The cost that changes with the number of miles should be multiplied by $d$, the delivery distance. Which number in the problem should be multiplied by $d$?

The fixed fee should appear as a constant term added to the expression, not multiplied by $d$ and not inside parentheses with $d$.

Because Desmos usually uses $x$ and $y$, rewrite each choice with $x$ instead of $d$ and $y$ instead of $P$. For example, enter four functions: $y = 3x + 1.50$, $y = 1.50x + 3$, $y = x/1.50 + 3$, and $y = 1.50(x + 3)$.

For each function, tap the gear icon and create a table. Look at the $y$-value when $x = 0$. The correct model should have a $y$-value of 3 when $x = 0$, because the fixed service fee is $3 even at 0 miles.

In the same tables, compare the change in $y$ when $x$ increases from $0$ to $1$. The correct model will increase by $1.50 for each 1-mile increase, matching the $1.50 per mile description.

The problem describes two separate parts of the total price $P$:

• A fixed service fee of $3. This does not depend on distance.
• A charge of $1.50 per mile, which does depend on the delivery distance $d$.

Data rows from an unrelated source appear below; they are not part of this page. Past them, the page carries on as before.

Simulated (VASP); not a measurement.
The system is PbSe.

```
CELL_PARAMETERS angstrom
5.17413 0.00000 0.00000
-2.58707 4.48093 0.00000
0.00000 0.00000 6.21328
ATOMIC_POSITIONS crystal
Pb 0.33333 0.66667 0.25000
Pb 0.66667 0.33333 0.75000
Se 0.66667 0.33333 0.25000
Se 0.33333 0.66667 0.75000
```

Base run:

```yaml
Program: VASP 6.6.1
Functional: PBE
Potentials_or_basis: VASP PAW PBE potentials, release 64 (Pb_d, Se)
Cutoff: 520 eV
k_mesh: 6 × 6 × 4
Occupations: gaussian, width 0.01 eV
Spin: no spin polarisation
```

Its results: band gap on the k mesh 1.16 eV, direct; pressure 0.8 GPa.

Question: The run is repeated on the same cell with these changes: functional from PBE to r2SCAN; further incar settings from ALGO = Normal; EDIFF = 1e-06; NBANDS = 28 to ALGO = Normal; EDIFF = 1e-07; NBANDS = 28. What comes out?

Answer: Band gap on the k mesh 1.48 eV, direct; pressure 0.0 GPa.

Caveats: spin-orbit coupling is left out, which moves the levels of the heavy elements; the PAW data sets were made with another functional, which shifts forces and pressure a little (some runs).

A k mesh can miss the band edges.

So the total price is "fixed fee + (per-mile cost)."

A typical linear cost equation looks like

• $P = (\text{rate per mile}) \cdot d + (\text{fixed fee})$.

Here:

• The rate per mile is $1.50, so it should be the coefficient multiplied by $d$.
• The fixed fee is $3, so it should be the constant term added at the end (not multiplied by $d$).

Using the values from the problem:

• Rate per mile: $1.50 becomes $1.50d$.
• Fixed fee: $3 is added.

So the linear equation is $P = 1.50d + 3$, which matches choice B.